Hansjorg Wyss (pronounced "Hans-yorg Wees") and his nonprofit, the Wyss Foundation, have so far donated more than $350 million to acquire land and buoy dozens of green groups molding lands policy in Washington, D.C., and Western communities.
"Hansjorg Wyss is a godsend to the conservation community," said Bill Meadows, former president of the Wilderness Society, which has received significant Wyss funding. "Without their funding, all of our organizations would be much less equipped to do serious research, serious policy analysis."
Industry-aligned groups say Wyss promotes radical environmentalists who block energy development and destroy jobs on Western lands.
"Wyss's foreign money -- tens of millions of dollars of it -- takes American natural resources out of productive uses," according to a profile of Wyss by the Center for Organizational Research and Education. The center is run by Richard Berman, a D.C. public relations consultant who runs attack campaigns against green groups.
Love him or hate him, Wyss' policy footprint on Western lands is growing.
In late 2013, Wyss signed the "Giving Pledge," an initiative started by Warren Buffet and Bill and Melinda Gates that asks wealthy individuals to give at least half of their wealth to charity.

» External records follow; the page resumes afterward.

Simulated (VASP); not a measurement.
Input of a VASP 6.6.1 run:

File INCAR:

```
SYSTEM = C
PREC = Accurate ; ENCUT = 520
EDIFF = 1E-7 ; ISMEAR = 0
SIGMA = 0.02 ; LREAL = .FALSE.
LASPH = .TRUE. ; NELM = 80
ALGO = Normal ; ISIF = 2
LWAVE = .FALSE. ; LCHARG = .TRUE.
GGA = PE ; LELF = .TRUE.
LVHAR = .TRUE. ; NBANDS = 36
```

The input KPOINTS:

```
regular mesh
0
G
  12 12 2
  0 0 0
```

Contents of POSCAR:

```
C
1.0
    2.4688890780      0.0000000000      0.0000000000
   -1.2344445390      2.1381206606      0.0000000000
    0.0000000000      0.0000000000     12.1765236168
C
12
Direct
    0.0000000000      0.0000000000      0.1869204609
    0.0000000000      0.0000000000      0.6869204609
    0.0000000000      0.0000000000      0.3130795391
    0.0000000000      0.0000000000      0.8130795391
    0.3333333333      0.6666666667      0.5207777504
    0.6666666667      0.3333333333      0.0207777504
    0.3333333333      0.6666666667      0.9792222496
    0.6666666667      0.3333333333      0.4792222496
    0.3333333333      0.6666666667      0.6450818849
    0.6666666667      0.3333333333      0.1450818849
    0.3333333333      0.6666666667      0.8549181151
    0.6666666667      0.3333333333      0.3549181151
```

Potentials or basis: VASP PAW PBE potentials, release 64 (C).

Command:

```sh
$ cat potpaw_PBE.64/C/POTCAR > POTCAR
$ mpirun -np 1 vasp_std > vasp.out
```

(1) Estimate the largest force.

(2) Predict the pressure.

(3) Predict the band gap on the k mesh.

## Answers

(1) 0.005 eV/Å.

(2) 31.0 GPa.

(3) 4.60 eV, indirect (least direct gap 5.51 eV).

Among Wyss' biggest gifts:
- $4.25 million in 2013 to help buy back 58,000 acres of oil and gas leases in Wyoming's Hoback Basin, a prized retreat for rafters, fishermen and hunters, and a major migration route for wildlife.
- $2 million in 2013 to remove the century-old Veazie Dam and restore fish passage in Maine's Penobscot River.
- $35 million in 2010 to help purchase 310,000 acres of private timberlands to protect grizzly bear and wolverine habitat in northern Montana, stitching together a checkerboard of federal, state and private lands.